I was reminded of this book, which I read a few years ago, by the discussions after I posted reviews of the novel and the first film Lolita. I realized that there are more interpretations of Lolita, the novel, than was mentioned in the discussion. For the group of women who read the book in Tehran, what was in the forefront was that somebody who has been forced to be with somebody that she didn't want to be with, can rise up and escape.
In a way though, Lolita is not really the main subject of the study group. The book ought to have been called Reading the Great Gatsby in Tehran or reading Jane Austen. Both take a lot more space. Obviously the title was chosen by marketing criteria. The title with Lolita sounds more interesting and it has a much better rhythm.

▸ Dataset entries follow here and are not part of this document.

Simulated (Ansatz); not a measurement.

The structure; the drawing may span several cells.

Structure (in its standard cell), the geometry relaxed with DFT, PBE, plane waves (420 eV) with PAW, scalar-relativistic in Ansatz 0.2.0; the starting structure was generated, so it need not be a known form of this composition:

I am as often puzzled by the reactions here in Amazon. Where do all the negative reviews come from? Does the Iran have a fifth column of literate people who can write reviews?
0 of 0 people found the following review helpful:
Reading Lolita in Tehran in Ohio on tape. , 2008-06-30 I avoided this book for fear of voyeurism. Abuse of children, or the artful justification of it in even an attenuated form, is not something I want to encourage, and I assumed the point of the title was, ¨How paradoxical to be reading something so naughty with veils over our faces!¨
Fortunately that was wrong. Nafisi seems rather to be using a story about the exploitation of one girl, as a literary doorway into a society in which all girls are treated badly. That was what I was hoping for, in finally picking up the CD of this book (which I listened to while driving through Amish country in Ohio!) -- to learn more about life in Iran from a sensitive critic of the regime.
Overall, the book is good enough. Nafisi's descriptions of her students, and the other characters, are acute. You do come to understand what life is like for women in the most radical Islamic countries -- at least for women educated to think like Westerners.
But at the same time, I didn't always get the feeling of getting inside the thought processes of another culture, here. Nafisi does not always seem to mediate a general view of life for women in Iran, but more of ¨what an American forced to live among Islamic Leninists¨ (see Naipaul) would feel. Her description of Islam is so uniformly negative, one does not much get inside the head of its proponents -- unlike with Naipaul.
My other complaint was that the book dragged at times. The author has descriptive talent, but sometimes lets it get away from her. Sometimes Nafisi gives the readers too much interior dialogue -- read with a rather gloomy seriousness, in the CD version.
All in all, while good, I'd probably prefer a shorter version of this book. Maybe a printed version, which one can skip forward at times, would in this case be preferable.
0 of 0 people found the following review helpful:
For the Women of Iran, 2008-06-13 This is an extremely important book because it gives the women of Iran a voice, and one that has been heard around the world. This book is many things: a discussion of English literature, a memoir, a history of the last 30 years in Iran, and more. It is especially worthwhile for those interested in women's issues, Iran, and literature. Just a word of warning--for those not familiar with the writings of Jane Austen, Nabokov, Henry James, or Fitzgerald--parts of this book may not make much sense. May there be freedom and democracy one day in Iran.
1 of 1 people found the following review helpful:
A women's jorney through war, totalitarianism and great works of fiction, 2008-06-08 Reading Lolita in Tehran is a journey through a warn torn nation, through the eyes of several woman who struggle with who they are in relation to what's going on around them. Their sanity is preserved through their deep exploration of great works of fiction from Nabokov to Fitzgerald to Henry James to Jane Austen. This is a thoughtful book from an author who seems far more in love with reading than writing.
3 of 4 people found the following review helpful:
Couldn't make it , 2008-04-08 After reading reviews I decided to give this book a try. Unfortunately I couldn't make it very far. This book was beyond boring and every time I picked it up it would put me to sleep. Maybe if I was able to push through the beginning of the book it would have gotten better but I just couldn't. Which is unusual for me because I try to finish all books that I start reading.
I would definitely not recommend this book to anyone.